[sdiy] Compensating output level for Q

[cheater00 .]

Hi Nicholas,
first off, the email that Richie forwarded hasn't got inline images,
so I'm missing out a bit on what Bernie wrote and therefore can't
comment on all of it.

However, if you have got a 4p HP that has no resonance, try the following:

1. get a noise source and a spectrum analyzer (Voxengo Span will be
great) and see what's happening in 4p HP mode. See if the peak can be
seen at all, expecially if you change the Q.

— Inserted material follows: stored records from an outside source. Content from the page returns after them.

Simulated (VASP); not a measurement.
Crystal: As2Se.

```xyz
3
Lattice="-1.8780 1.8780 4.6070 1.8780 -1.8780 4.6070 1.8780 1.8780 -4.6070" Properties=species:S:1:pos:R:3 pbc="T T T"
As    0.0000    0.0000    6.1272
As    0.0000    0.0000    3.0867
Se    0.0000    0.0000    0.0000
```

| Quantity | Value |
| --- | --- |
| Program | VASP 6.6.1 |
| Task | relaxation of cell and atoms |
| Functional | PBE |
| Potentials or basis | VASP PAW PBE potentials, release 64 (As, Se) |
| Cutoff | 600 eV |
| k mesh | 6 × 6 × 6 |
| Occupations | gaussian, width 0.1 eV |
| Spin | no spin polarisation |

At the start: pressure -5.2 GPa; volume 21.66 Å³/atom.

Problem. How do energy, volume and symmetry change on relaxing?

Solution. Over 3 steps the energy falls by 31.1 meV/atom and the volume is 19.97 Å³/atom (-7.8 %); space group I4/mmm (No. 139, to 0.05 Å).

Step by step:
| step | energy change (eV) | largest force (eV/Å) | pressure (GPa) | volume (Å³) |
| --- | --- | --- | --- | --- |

2. hook the noise input into the first stage, hook the specan to the
output of that first stage, make feedback go from the output of the
first stage to its input, and see if that works, and if it has
resonance. Calculate the frequency peak.

3. hook the noise input into the second stage, hook the specan to the
output of that second stage, make feedback go from the output of the
second stage to its input, see if that works and if it has resonance.
Calculate the frequency peak (make sure you haven't touched the cutoff
knob from when you measured it in step 2).


If you get resonance in 2 and 3 but not in 1 you want to check two things:

1. Is the resonance in both stages, at the same frequency setting,
happening at the same frequency? If not, trim your filters.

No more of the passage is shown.